HTTPS & TLS 1.3: How Secure Connections Work

The padlock in your browser represents Transport Layer Security (TLS) — a protocol that authenticates the server, secretly negotiates a session key, and then encrypts every byte of data both ways. TLS 1.3 (2018) does all this in a single round-trip and is now used by over 90% of HTTPS sites.

1. What TLS Provides

TLS provides three security properties for a TCP connection:

Confidentiality: Data is encrypted — an eavesdropper on the network (coffee shop Wi-Fi, ISP) sees only random bytes.
Integrity: Each record includes an authentication tag — any tampering is detected.
Authentication: The server's certificate proves it is who it claims to be (e.g., bank.com, not an attacker's server). Client authentication is optional.

HTTPS is simply HTTP running over TLS. The 's' in https:// means the TCP connection is wrapped in TLS before any HTTP data is sent.

2. X.509 Certificates

A TLS certificate is a digitally-signed document containing: the server's domain name, its public key, validity period, and the digital signature of a Certificate Authority (CA) certifying this information.

Your browser/OS ships with 100+ trusted root CAs (DigiCert, Let's Encrypt, Comodo, etc.). When a server presents its certificate, your browser follows the certificate chain: server cert → intermediate CA cert → root CA cert in your trust store. If the signature chain is valid and the domain matches, authentication succeeds.
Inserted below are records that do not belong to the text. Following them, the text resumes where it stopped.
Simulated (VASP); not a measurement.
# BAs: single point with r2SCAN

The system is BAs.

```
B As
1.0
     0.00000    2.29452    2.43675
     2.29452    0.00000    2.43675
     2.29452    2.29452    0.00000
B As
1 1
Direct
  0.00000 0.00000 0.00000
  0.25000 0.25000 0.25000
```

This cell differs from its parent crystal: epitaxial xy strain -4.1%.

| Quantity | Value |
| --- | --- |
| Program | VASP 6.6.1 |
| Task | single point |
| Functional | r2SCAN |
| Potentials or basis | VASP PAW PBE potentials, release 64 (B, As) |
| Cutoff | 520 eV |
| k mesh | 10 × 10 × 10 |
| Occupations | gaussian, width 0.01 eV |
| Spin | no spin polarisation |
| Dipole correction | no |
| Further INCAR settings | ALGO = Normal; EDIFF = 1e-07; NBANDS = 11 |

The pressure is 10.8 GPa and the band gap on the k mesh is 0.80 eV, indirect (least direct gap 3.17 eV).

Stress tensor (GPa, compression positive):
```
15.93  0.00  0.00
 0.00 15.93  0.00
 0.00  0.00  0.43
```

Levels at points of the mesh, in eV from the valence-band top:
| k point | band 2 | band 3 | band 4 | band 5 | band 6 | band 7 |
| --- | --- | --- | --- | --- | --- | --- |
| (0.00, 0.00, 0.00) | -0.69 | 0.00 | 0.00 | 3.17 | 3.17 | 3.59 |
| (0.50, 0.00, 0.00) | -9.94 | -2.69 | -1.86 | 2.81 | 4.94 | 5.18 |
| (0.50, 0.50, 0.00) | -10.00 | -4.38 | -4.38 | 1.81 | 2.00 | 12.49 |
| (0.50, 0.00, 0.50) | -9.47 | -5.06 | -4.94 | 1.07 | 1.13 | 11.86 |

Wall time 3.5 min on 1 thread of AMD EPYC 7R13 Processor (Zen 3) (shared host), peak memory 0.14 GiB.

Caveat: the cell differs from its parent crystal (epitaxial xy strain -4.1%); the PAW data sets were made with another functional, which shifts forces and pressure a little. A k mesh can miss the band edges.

Let's Encrypt issues free, automatically-renewed TLS certificates via the ACME protocol. Since its 2015 launch, it has issued billions of certificates, helping make HTTPS the default across the web. It uses Domain Validation (DV) — proves control of the domain but not the legal identity of the organisation.

3. TLS 1.3 Handshake

TLS 1.3 completes authentication and key exchange in a single round-trip (1-RTT). Resumption can be 0-RTT. The sequence:

→ Client

ClientHello

TLS version, random bytes, list of supported cipher suites, key_share (client's ECDHE public key for each supported group e.g. X25519)

← Server

ServerHello

Chosen cipher suite, key_share (server's ECDHE public key). Both sides can now derive session keys.

← Server

EncryptedExtensions

Additional extensions, all encrypted with the derived handshake key.

← Server

Certificate + CertificateVerify

Server's X.509 certificate chain and signature over the handshake transcript (proves possession of private key).

← Server

Finished

HMAC over entire handshake, verifying integrity.

→ Client

Finished

Client verifies everything and sends its Finished. Application data can now flow.

Total extra latency: 1 round-trip before application data. TLS 1.2 required 2 round-trips — TLS 1.3 is measurably faster for page loads.

4. ECDHE Key Exchange

ECDHE (Elliptic Curve Diffie-Hellman Ephemeral) allows two parties to derive a shared secret without transmitting it. Using elliptic curve X25519 (most common in TLS 1.3):

Client generates random private key a, computes A = a × G (point multiplication)
Server generates random private key b, computes B = b × G
They exchange A and B publicly
Client computes a × B = a × b × G; Server computes b × A = b × a × G
Both arrive at the same shared point — the shared secret

An eavesdropper sees A and B but cannot compute a × b × G without solving the elliptic curve discrete logarithm problem. The "Ephemeral" means new key pairs are generated for every TLS session, providing forward secrecy.

5. Record Layer & AEAD

After the handshake, all application data is encrypted using AEAD (Authenticated Encryption with Associated Data). TLS 1.3 mandates only two cipher suites:

AES-128-GCM — AES in Galois/Counter Mode, 128-bit key, hardware-accelerated on modern CPUs
ChaCha20-Poly1305 — preferred on platforms without AES hardware acceleration (low-power mobile)

AEAD provides both encryption and a MAC (authentication tag). The record structure: [header][encrypted payload + 16-byte authentication tag]. If even one byte of the ciphertext is modified, the tag verification fails and the connection is terminated. No separate HMAC required.

6. Forward Secrecy

TLS 1.3 mandates perfect forward secrecy (PFS): even if the server's private key is stolen later, recorded past traffic cannot be decrypted because ephemeral ECDHE keys are discarded after each session.

TLS 1.2 allowed non-ephemeral RSA key exchange, which had no forward secrecy — a nation-state adversary could record all encrypted traffic and decrypt it later when the server's private key is obtained. This vulnerability was used in mass surveillance programs.

7. HSTS & Common Pitfalls

HTTP Strict Transport Security (HSTS): A response header telling the browser to always use HTTPS for this domain for N seconds — prevents downgrade attacks. Major sites are in the HSTS Preload List shipped with browsers.

Common misconfiguration issues:

Mixed content: An HTTPS page loading HTTP resources — the HTTP resources can be intercepted and replaced by an attacker.
Expired certificates: Browser shows scary warning, users either abandon or click through (training them to ignore warnings — dangerous).
Weak cipher suites: TLS 1.2 servers still supporting RC4, 3DES, or export-grade ciphers are vulnerable. TLS 1.3 removes all weak options.
Certificate pinning misuse: Hard-coding certificate fingerprints makes key rotation impossible and causes service outages.